This is a nod to the royal commission that investigated the Christchurch mosque massacres and recommended tougher hate speech laws, no doubt with a view to protecting Muslims – a worthy aim but an ineffectual one, given there’s no evidence that the absence of such laws was a factor in the atrocity.

The government’s retreat from its original intention is clearly a blow and a setback to the HRC, which is so obsessed with identity politics and the supposed menace of hate speech that it completely ignores its bigger responsibility to protect New Zealanders’ freedom of expression. The commission is silent on this most crucial of democratic rights, despite it being enshrined in the Universal Declaration of Human Rights, the International Covenant on Civil and Political Rights (ratified by New Zealand in 1978) and our own Bill of Rights Act. 

You’d think the commission’s own name was a bit of a giveaway, but no; its interpretation of the phrase “human rights” is selective, self-serving and unfailingly woke. Rather than concern itself with upholding and promoting New Zealanders’ rights generally, it directs its energies toward protecting us from racism, islamophobia, homophobia, misogyny, xenophobia and white supremacy. These endanger all of us, according to chief human rights pooh-bah Paul Hunt, arguably the most useless bureaucrat on the government’s payroll (in fact worse than useless, since the effect of his job, if not its purpose, is to promote a sense of division and drive wedges into the community).

To put it another way, the commission thinks it’s okay in a democracy to sacrifice the free-speech rights of the majority in order to protect supposedly vulnerable minority groups. It justifies this by arguing that restrictions on speech are needed to counter “violent extremism”. This is worryingly similar to the spurious pretexts – such as public order and public safety – routinely cited by authoritarian regimes that want to control what people think and say. Iran and Xi Jinping’s China come to mind.

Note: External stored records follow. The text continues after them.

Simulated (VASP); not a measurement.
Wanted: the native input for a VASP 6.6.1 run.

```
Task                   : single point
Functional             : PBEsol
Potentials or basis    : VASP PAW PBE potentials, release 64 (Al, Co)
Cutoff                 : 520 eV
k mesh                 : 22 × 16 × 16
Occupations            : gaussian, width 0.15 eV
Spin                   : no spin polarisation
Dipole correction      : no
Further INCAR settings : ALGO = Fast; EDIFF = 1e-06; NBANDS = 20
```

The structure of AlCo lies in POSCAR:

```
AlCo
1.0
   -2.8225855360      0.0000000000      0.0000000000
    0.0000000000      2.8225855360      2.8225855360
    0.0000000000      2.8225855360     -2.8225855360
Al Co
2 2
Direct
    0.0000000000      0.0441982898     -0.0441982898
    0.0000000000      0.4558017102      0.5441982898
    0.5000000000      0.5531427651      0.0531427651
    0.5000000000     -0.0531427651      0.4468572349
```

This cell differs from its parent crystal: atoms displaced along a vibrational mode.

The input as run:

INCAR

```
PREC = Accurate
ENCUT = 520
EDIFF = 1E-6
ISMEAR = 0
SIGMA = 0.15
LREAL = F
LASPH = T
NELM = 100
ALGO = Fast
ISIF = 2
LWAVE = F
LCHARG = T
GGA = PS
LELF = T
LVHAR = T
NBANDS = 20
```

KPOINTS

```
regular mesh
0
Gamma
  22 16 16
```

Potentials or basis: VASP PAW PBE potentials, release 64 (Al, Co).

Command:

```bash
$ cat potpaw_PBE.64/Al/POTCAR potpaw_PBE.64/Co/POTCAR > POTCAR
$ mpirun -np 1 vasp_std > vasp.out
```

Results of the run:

Reconciling free speech with the interests of minority groups calls for a balancing act, but the commission doesn’t even attempt it. It solves the problem by simply ignoring the free speech side of the equation altogether.

All this adds up to a compelling case for abolishing the commission, as urged last year by David Seymour. It has been captured by ideologues and morphed into an extravagant travesty, endlessly haranguing and seeking to shame the public that funds it. Even Meng Foon, who as mayor of Gisborne seemed sensible and grounded, comes across as a tiresome, shouty nag in his role as Race Relations Commissioner.

The commission is a $13 million-plus per annum deadweight on the economy – money that could be redirected to any number of more worthy projects. Teaching dogs to ride bikes, for example. 

Seymour called for the commission's abolition after it was revealed that Hunt, a refugee from the barmy socialist Corbynista wing of the British Labour Party, made a $200 donation to the Waikato chapter of the Mongrel Mob as koha for his attendance at a gang hui.

The ACT leader should now go further and insist that the axing of the HRC will be a bottom line in any coalition negotiations with National after next year’s elections. It would be better still if National decided for itself that the HRC has outlived whatever usefulness it ever had, but the party of Christopher Luxon would run in fright from anything so bold and radical.

National, after all, is the party that signed us up to the UN Declaration of the Rights of Indigenous Peoples (UNDRIP) and was in the process of appointing an Indigenous Rights Commissioner when the Labour-NZ First coalition took office in 2017. Far from resisting the advance of wokery, it has enabled the process.

In any case, half-baked, rinse-and-repeat policies bereft of imagination or political courage (army boot camps for teenage offenders come to mind) are more National’s style.


LNF said...

Seriously who in their right mind when interviewing Mr Hunt would employ him.

Anonymous said...

Paul Hunt was another Marxist university activist academic. He needs to go. I don't agree with HRC's abolition but with draining its swamp, cleaning house and getting it back to its core rights purpose. My experience of the HRC and its mediators was woeful. But I was MP & S.

Birdman said...

While the HRC and race relations commissioner must be at the top of the list of govt bodies 'not needed anymore in their current guise', the general over-reach and politicisation of many arms of the bureaucracy is alarming. Any new govt must move decisively in this area but to date you are right to point out Karl that only David Seymour has shown the courage to speak out - just think the police, the reserve bank and more recently the office of the censor to name just a few of real concern.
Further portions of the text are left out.